Experiencing

“Your problem is not the first fifteen minutes of the day. It’s the next twenty-three hours and forty-five minutes. You must arrange your days so that you are experiencing total contentment, joy, and confidence in your everyday life with God.” 

- Dallas Willard


When I arrived on the campus of Baylor University it was as if I were walking onto the surface of a new planet.  I didn’t really have much experience with faith, that level of academia, or even the relationships or the kind of families I encountered.

I remember sitting in an IHOP near campus on the morning I was supposed to check into my dorm.  I was there way too early (as was our family practice), sitting alone at a table with all my life’s possessions crammed into my Mazda a few feet away.  I watched the restaurant fill up, booth by booth, with huge families.  Two-parents, emotional and excited siblings, and even grandparents in some cases.  There was lots of joy and lots of tears.

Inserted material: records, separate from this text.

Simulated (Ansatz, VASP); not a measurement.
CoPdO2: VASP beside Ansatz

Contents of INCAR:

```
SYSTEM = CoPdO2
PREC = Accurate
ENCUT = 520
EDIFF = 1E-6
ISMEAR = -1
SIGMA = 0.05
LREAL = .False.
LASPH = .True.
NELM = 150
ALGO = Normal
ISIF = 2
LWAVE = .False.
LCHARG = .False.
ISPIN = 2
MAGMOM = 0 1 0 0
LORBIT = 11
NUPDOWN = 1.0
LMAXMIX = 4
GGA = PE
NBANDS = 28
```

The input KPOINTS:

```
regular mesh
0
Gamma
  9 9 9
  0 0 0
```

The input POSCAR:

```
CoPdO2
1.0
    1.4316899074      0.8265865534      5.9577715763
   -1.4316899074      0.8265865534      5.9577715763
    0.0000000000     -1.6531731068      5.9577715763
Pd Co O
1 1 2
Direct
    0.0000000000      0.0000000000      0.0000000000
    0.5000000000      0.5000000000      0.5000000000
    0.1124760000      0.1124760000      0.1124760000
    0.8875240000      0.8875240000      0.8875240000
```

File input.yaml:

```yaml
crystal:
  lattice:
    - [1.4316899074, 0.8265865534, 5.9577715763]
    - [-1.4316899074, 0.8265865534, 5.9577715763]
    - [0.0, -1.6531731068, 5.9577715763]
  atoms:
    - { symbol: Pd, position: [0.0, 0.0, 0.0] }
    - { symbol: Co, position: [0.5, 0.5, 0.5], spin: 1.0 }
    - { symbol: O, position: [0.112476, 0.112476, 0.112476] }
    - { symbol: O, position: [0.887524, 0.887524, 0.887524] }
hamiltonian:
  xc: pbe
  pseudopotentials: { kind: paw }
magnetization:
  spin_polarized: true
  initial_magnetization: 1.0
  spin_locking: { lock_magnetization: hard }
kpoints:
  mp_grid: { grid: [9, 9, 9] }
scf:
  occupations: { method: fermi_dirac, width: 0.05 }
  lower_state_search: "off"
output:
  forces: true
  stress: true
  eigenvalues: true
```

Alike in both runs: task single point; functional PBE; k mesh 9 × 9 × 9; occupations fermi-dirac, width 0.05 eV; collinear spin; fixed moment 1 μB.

Not only was I on a new planet, but I was also an alien.

Outwardly, I mocked the spectacle of all of it.  Seriously!  We were eighteen years of age and didn’t need anyone to drive us to college, help us unpack, and tuck us into our dorm rooms.  Right?

Inwardly, I was dying.  I was very jealous.  I wished I had that kind of relational grounding, that kind of tailwind propelling me into this next chapter of my life.

While I had left the destructive practices of my youth behind, I was still a product of a different world:

My hair was long.

My language was very salty.

My “Clash” and “Rush” was very different than their “Imperials".

My brain had been washed with life experiences that most of my fellow students had never known or probably knew existed.

They talked about finding a new church, finding a good bible study, listening to Amy Grant, setting appropriate boundaries with their girlfriends, and making sure they worked a good “quiet time into their routines.”  What the hell was that?

But to me, it was life…a lifeline really.  I could change my life by adopting all the disciplines and practices of the life I observed in them.  While I found a new life, a new faith, and a new way to live, I also interpreted the rituals of the faith…as the faith.  I spent the next couple of decades burying myself in a very legalistic expression of all the beauty, life, and freedom my new Christian faith said it offered.

It was crushing to me and pretty much anyone who encountered it, especially to my wife and kids.

But, I have been on a 17 year journey of restoration.  I have broken free of legalism to find a life and faith far deeper than I imagined was possible.  Christianity is not a governing philosophy, but an identity.  The Christian life is not a set of rituals, practices, tip, and techniques, but a pervasive Kingdom worldview that governs every hour of every day.

I am comforted to know that God is less concerned about our 15 minute quiet times, but more concerned about how we spend the other 23 hours and 45 minutes of our days.  That he cares less about our weekly attendance at religious services and more about the worship, sacrifice, relationships, and joy we operate with every other day.

I am finding life in Him and understanding how to live based on how He talked about His Kingdom.  It has been a rescue that is allowing me the confidence and energy to rescue many others.  It has changed my family, my leadership, and every conversation I have with every coaching client.

The life I thought I was buying into when I first believed in that college dorm, has been found.  I am arranging my life so that I am experiencing total contentment, joy, and confidence in my everyday life with God.  I am waking up to the glory and beauty all around me.


Consider

  • Where do you find the abundant life promised to us?

  • Do you find it in the practices and expressions of your faith or do you find it more elsewhere?

  • Are you so focused on getting the 15 minutes a day and the weekly practice right that you are missing out on experiencing total contentment, joy, and confidence in your everyday life with God?

  • What do you need to do next in order to recover that life?